Path Finding

**Version:** 2.0

**Author:** modern algebra

**Date:** April 16, 2008

**Version History**

- Version 2.0 - Released April 16, 2008. It now creates significantly less lag, and there is also an option to set a maximum amount of iterations to reduce lag at the cost of occasional failure to find a path. You are also able to force a path through call script as well as through a move event, for use in other scripts
- Version 1.0 - Released April 11, 2008

Planned Future Versions

- Version 3.0 - Will look into developing an algorithm that works faster and more efficiently. Allow for recalculation en route if original path is interfered with. Will not force a route in move path and allow for recalculating path instead.

**Description**

This script finds the shortest path from an event's current position to a target position specified by the user. It then sets that path into action. Be careful when using it though. Depending on the layout of the map, it can take a fair amount of time to calculate. So, don't use it for any huge, funky mazes or anything.

Features

- No more looking at the map and setting a move route command by command. It only takes one command now to go from any square on the map to any other
- Very easy to set a new path
- Always finds the shortest path
- Very little lag for most paths
- Can set a maximum amount of iterations to reduce lag further at the cost of occasional failure
- Will work if you allow diagonal movement as well

Screenshots

N/A for this type of script, really.

Instructions

To use this, merely use the script command inside a Set Move Route event and use this code:

find_path (target x, target y, diagonal, max_iterations)
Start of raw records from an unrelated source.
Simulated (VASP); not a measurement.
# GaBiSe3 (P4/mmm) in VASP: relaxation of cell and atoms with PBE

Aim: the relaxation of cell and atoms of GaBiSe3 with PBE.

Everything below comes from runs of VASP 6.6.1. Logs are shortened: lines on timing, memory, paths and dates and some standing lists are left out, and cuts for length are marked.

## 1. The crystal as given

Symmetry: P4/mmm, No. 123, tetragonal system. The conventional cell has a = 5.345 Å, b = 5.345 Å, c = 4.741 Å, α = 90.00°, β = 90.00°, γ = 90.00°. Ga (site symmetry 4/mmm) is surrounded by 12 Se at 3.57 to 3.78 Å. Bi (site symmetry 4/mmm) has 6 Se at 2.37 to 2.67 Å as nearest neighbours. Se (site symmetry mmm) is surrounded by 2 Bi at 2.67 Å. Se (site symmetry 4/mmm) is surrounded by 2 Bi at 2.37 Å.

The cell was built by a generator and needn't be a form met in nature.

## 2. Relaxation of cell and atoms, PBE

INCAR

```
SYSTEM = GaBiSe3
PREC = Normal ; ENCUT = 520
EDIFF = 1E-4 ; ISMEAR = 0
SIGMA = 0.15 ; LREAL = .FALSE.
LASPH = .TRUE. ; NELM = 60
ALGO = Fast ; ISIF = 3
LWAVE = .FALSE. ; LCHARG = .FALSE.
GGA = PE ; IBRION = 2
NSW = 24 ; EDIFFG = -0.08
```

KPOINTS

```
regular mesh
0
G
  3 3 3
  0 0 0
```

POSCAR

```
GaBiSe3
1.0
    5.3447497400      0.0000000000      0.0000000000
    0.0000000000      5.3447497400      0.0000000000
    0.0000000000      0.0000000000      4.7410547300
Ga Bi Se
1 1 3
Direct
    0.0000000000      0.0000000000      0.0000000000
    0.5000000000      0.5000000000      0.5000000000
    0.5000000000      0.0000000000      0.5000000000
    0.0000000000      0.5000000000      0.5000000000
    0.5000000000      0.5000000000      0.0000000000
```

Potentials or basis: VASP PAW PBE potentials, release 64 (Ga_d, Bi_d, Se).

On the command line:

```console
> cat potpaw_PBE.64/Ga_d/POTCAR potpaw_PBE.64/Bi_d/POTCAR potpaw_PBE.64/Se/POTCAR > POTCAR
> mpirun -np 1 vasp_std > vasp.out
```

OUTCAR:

Where target x and target y are the coordinates of the target. diagonal is an optional boolean value (true or false) denoting whether or not you want the event to be able to move diagonally or not. The value for diagonal defaults to false if it is not set by the user. max_iterations is also optional, and you can set this if you want the algorithm to quit if it is taking too long. The number you set here refers to how many nodes you let it search through before cancelling the process. If this is set to 0 or less, it will take as many iterations as necessary to find the shortest path

A sample Event:

@>Set Move Route: This Event

: : $> Script: find_path (12, 33)

It's that simple. You can also put other move commands around it, use it on any characters that you could move via a normal move route, and set all the same conditions on the move route, such as Wait, Skippable, and Repeat. Like so:

@>Set Move Route: Player (Wait)

: : $> Move Down

: : $> Script: find_path (12, 33, true)

: : $> Move Left

Repeat works by repeating the path, not recalculating it. This means that if the path that was calculated was Down, Down, Left, the character will repeat that pattern, not necessarily going back to the square every time.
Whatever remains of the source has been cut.